I have am using delta live tables to stream events and I have a raw table for all the events and a downstream aggregate table. I need to add the new aggregated number to the downstream table aggregate column. But I didn't find any recipe talking about this.
My code is similar to this below.
@dlt.table()
def my_raw_table():
return (
spark.readStream.format("cloudFiles") \
.option("cloudFiles.format", "parquet") \
.option("recursiveFileLookup", "true") \
.load(dirs)
)
def my_aggregate_table():
return (
dlt.read("my_raw_table")
.groupBy("col_id")
.agg((max(col_a)-min(col_a)).alias(col_aggr))
)
What I need to do is to add col_aggr in my_aggregate_table with the new aggregated value from my_raw_table.
The CDC with delta live table documentation seems only update with the new value, but didn't provide a way to increment the aggregate col_aggr with the new aggregate value.
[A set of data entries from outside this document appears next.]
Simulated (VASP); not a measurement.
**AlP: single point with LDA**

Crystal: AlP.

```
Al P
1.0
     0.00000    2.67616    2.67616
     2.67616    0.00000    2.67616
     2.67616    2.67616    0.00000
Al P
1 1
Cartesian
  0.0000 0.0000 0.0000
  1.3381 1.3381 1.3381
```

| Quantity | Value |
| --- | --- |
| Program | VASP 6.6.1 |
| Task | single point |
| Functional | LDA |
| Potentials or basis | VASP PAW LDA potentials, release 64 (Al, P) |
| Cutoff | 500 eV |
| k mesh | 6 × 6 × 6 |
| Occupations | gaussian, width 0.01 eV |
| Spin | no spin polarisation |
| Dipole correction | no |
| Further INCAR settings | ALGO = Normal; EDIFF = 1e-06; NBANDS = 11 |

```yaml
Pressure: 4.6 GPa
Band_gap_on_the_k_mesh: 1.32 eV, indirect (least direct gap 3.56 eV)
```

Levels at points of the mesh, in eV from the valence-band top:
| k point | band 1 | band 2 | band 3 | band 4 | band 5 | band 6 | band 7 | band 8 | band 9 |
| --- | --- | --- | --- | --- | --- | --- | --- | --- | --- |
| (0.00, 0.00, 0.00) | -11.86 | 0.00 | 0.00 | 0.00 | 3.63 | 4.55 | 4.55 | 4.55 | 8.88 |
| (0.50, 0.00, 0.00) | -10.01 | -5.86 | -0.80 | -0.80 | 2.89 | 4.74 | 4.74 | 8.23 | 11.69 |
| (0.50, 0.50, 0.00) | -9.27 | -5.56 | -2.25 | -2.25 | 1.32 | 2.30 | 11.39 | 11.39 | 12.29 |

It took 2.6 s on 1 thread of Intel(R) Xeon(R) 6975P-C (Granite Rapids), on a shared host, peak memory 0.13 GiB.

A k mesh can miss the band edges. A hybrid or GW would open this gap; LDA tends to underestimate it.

I would like something in the delta live table similar to what can be done in delta lake table below:
my_aggregate_table.alias("aggr") \
.merge(
my_raw_table.alias("updates"),
"aggr.col_id = updates.col_id"
)
.whenMatchedUpdate( set =
{
"col_id": "updates.col_id",
"col_aggr": "col_aggr" + "updates.col_aggr"
}
)
.whenNotMatchedInsert( values =
{
"col_id": "updates.col_id",
"col_aggr": "updates.col_aggr"
}
).execute()
Is there any way I can achieve this in delta live table? Or did I misunderstand how the delta live table work for aggregate tables?